Philip Morris flouted FDI rules in cigarettes

For years, firm paid making costs to its Indian partner to make Marlboro cigarettes

Published - March 06, 2019 10:19 pm IST - NEW DELHI

No smoke without fire:  India had banned FDI in cigarette making in a bid to curb the habit of smoking.

No smoke without fire: India had banned FDI in cigarette making in a bid to curb the habit of smoking.

Philip Morris International Inc. has for years paid manufacturing costs to its Indian partner to make its Marlboro cigarettes, circumventing a nine-year-old government ban on foreign direct investment in the industry, internal company documents reviewed by Reuters, showed.

The government, in 2010, prohibited foreign direct investment (FDI) in cigarette manufacturing, saying the measure would enhance its efforts to curb smoking.

Restricting foreign investment leaves cigarette manufacturing largely in the hands of domestic players, and is supposed to prevent any foreign-funded expansion.

A year after the government’s decision, Japan Tobacco exited India, citing an “unsustainable business model”.

Exclusive deal

Philip Morris, though, stayed in India and used another route, according to company documents dated between May 2009 and January 2018. A year before the FDI ban, it struck an exclusive deal with India’s Godfrey Phillips to locally manufacture the world-famous Marlboro cigarettes.

Ever since then, Godfrey has publicly acted as a contract manufacturer of Marlboro cigarettes in India, while Philip Morris’s majority-owned local unit acted as a wholesale trading company and promotes the brand.

But dozens of internal company documents —including invoice bills, legal agreements, e-mails and accounting statements — show Philip Morris has for years indirectly paid costs related to Marlboro cigarette manufacturing in India.

Divided opinion

Some former Indian enforcement officials said the practice of indirectly paying for manufacturing-related costs violates regulatory rules.

However, some lawyers such as Pratibha Jain, a partner at Nishith Desai Associates, disagreed, pointing out that the federal rules did not explicitly prohibit such payments.

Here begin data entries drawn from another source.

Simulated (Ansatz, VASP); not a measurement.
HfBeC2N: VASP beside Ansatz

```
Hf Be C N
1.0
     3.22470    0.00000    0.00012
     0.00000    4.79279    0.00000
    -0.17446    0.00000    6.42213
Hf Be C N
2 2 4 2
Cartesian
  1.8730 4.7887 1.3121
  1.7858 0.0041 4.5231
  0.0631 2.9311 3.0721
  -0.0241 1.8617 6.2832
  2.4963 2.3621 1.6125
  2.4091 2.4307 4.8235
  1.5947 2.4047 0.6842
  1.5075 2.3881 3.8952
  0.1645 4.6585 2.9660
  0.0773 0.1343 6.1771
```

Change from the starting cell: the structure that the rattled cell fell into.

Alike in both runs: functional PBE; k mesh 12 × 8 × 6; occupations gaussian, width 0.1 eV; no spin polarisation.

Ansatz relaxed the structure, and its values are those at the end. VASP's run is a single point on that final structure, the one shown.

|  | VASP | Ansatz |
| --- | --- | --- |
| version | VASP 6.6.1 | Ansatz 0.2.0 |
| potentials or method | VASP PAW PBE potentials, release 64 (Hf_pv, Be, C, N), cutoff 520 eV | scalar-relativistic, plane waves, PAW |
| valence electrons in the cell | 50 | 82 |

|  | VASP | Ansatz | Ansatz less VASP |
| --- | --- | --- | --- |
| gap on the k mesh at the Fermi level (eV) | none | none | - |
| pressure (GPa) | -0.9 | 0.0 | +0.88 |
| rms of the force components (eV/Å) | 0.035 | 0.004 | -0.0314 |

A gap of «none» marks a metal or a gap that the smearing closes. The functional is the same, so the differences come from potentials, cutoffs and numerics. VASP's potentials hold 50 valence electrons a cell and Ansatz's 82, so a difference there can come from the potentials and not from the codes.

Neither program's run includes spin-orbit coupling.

Philip Morris’ director for corporate affairs in India, R. Venkatesh, in an e-mail, said the company’s “business arrangements with Godfrey Phillips India comply with Indian foreign direct investment rules.” He did not elaborate.

Three former officials and one former head the Enforcement Directorate (ED), reviewed the Philip Morris documents for Reuters and said the dealings should be investigated for circumventing India’s foreign investment rules.

One of the former officials said that paying for machines to manufacture cigarettes essentially resulted in the promotion of cigarettes, and the government’s intent of banning foreign direct investment in 2010 was to deter that.

Bhure Lal, a former head of ED, said the companies “should be investigated ... they are camouflaging”.

The current ED chief Sanjay Kumar Mishra, did not respond to a request for comment.